MOYSHE
LERER (1895-December 1944)
He was born in Khelm (Chełm), Poland. He descended
from a rabbinical family. Until age
fourteen he studied in religious primary school and on his own in the small
Hassidic synagogues in Chełm, and later he was pulled into Jewish history and
literature and secular knowledge generally.
In 1912 he moved to Warsaw where he supported himself as a private
tutor. Over the years 1913-1916, he
lived in Odessa, working there in an office of a business and getting to know
Mendele Moykher-Sforim and other Odessa-based, Yiddish writers from that
era. He later returned to Chełm, joined
the Labor Zionists, and became a teacher in the Jewish public school and in the
workers’ courses given by the Labor Zionists.

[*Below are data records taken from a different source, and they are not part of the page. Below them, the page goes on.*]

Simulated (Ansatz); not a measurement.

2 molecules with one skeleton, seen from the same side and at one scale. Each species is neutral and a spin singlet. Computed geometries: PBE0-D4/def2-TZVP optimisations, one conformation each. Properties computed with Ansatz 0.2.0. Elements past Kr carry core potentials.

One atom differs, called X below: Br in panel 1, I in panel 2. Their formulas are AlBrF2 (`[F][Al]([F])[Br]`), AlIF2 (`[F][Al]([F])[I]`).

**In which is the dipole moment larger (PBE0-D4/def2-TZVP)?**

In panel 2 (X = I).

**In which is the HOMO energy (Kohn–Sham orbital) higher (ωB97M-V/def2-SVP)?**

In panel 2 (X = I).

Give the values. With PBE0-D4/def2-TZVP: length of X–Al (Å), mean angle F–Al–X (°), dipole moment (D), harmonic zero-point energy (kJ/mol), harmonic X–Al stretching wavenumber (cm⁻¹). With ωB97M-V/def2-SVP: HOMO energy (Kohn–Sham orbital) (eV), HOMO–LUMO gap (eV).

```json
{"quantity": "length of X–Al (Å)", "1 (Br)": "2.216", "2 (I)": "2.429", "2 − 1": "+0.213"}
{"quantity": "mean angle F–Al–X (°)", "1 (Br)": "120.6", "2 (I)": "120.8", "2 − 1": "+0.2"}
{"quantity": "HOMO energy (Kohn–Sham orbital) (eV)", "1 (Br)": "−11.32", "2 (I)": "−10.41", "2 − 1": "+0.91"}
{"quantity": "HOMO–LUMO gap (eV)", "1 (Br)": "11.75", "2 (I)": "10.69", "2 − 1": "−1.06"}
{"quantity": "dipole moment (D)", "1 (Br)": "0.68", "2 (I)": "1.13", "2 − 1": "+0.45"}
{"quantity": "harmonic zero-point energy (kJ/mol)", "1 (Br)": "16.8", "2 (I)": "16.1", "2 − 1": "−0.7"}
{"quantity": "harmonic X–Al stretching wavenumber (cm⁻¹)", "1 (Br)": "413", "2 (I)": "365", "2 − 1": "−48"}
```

He was also the director of the Borokhov Library in Chełm. When YIVO was founded, Lerer became an
indefatigable collector of Yiddish proverbs, folksongs, and folktales in Chełm
and in the surrounding communities, and all of it he sent to YIVO in Vilna. In the 1930s he came to Warsaw and became
there the YIVO plenipotentiary for collecting work in Warsaw. At about that time, he began publishing his
own philological and folkloric works in various newspapers and periodicals,
such as: Literarisher
bleter (Literary leaves), Moment (Moment), and Folkstsaytung (People’s newspaper) in
Warsaw; and primarily in publications of YIVO.
Among his published writings: “An amolike yidishe khasene in khelm” (A
Jewish wedding from the past in Chełm), Yidishe filologye (Yiddish philology), edited by M. Weinreich, N. Prilucki, and Z.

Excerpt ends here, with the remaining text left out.